To Kresge & Oakes Students, on Intellectual Freedom — from Provosts Ben Carson & Marcia Ochoa
Dear Students at Kresge and Oakes Colleges,
Last week we learned that graduate students at UCSC will begin a strike this week to improve their compensation and working conditions. The strike started today, Monday, February 10th, and the strikers have not set an end date. This follows a grade strike that began at the end of Fall quarter. Both strikes were initiated independently of their union representation, in part because the union representing graduate students is bound by a contract affecting all UC System campuses. The concerns of our graduate students on this campus are specific to the cost-of-living issues we face in Santa Cruz. In a meeting earlier this month, the administration offered to pause its disciplinary actions toward striking graduate students, if graduate students would pause their strike action.
That de-escalation may still be around the corner, and we can hope for it. However, on Friday, February 6, in anticipation of this week’s strike, the administration took an additional action that deserves our special and critical attention at Oakes and Kresge Colleges. They asked you to report courses and their instructors, by name, to the administration, either
- if/when classes are canceled or re-positioned as a result of the picket line, or
- if/when the content of lectures isn’t what you expected according to the syllabus, including, for example, if the content includes any discussion of the strike or the conditions that led to it.
You have all taken core courses, at Oakes — Communicating Diversity for a Just Society — or at Kresge — Power and Representation, and with your experiences in those courses you might describe the administration’s request in rhetorical terms. The administration represented a concern with your education, and asked for information about classroom disruptions. In the same expression, the administration asked for information about the choices that your teachers make. Was the lecture aligned with the syllabus, did they teach you what you expected, did they make a decision related to a picket line, was it practical, or political, or both? We invite you to consider these questions through the lens you developed in Core.

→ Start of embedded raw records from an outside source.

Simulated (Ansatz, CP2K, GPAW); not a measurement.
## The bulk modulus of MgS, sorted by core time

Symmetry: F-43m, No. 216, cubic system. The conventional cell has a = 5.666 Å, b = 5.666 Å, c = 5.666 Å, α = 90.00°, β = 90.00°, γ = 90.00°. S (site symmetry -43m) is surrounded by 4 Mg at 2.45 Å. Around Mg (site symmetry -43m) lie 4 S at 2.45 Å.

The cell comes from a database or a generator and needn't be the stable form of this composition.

As Provosts, we are here to provide guidance as you enter the University and make your way through your degrees. We are not here to compel you toward any one perspective in this difficult strike, but rather to encourage you to think critically. We think it is part of the privilege and duty of a university education to aspire to principles of free expression and free inquiry. You always have the freedom to express your thoughts and grievances to the administration — you can report the need for more electives that fulfill a particular GE requirement, more representation of trans- or non-binary histories, report an instructor’s discussion of the strike, or request more quarters of advanced Arabic. Alongside those freedoms, Kresge and Oakes Colleges also champion the same principles for your instructors — we believe that their freedom to teach, in the ways they deem most relevant and meaningful, to be part of what makes a truly great college education at UCSC. We are concerned that the reporting form creates a climate of surveillance for instructors, especially TAs and lecturers, who choose to participate in strike actions or who discuss the strike in class. This would go against our principles of academic freedom.
You have all experienced a number of disruptions since you arrived at UC Santa Cruz. Our country continues to wage war, we have grown used to the travel ban and inhumane immigration detention and border patrol policies. We’ve all experienced the effects of climate change in the PGE power outages of the Fall quarter. Many of you have done without grades in some of your Fall classes due to strike actions. These disruptions, of course, come atop the big changes in your life that are part of college. We as provosts want you to consider these disruptions as part of your experience of the social forces we’ve come to understand through College 1. We encourage you to use the critical thinking and reading skills you practiced in Core, as well as the communities of engagement and discussion you’ve developed so far, to consider the disruptions facing you now. Be part of the conversation — ask questions and tell people what you think.
We want you to share your concerns with us when you have them. As your provosts we would love to hear from you. Your advising and student life teams, as well as many other campus resources, are also here to hear your concerns and help. As provosts, we have already made accommodations for academic review given the grading strike. We support the graduate students who are taking a stand against the impossible cost of living in Santa Cruz, and we also see that this impacts our students. We believe the strikers are sensitive to these concerns, and we are here to support you, our students, through the strike. We expect the University of California to provide opportunities for education that are accessible, and that build the educated society in which we aspire to live. We hope the strike is resolved soon, and in a way that allows our graduate students and TAs to focus on the teaching and research they are here to do.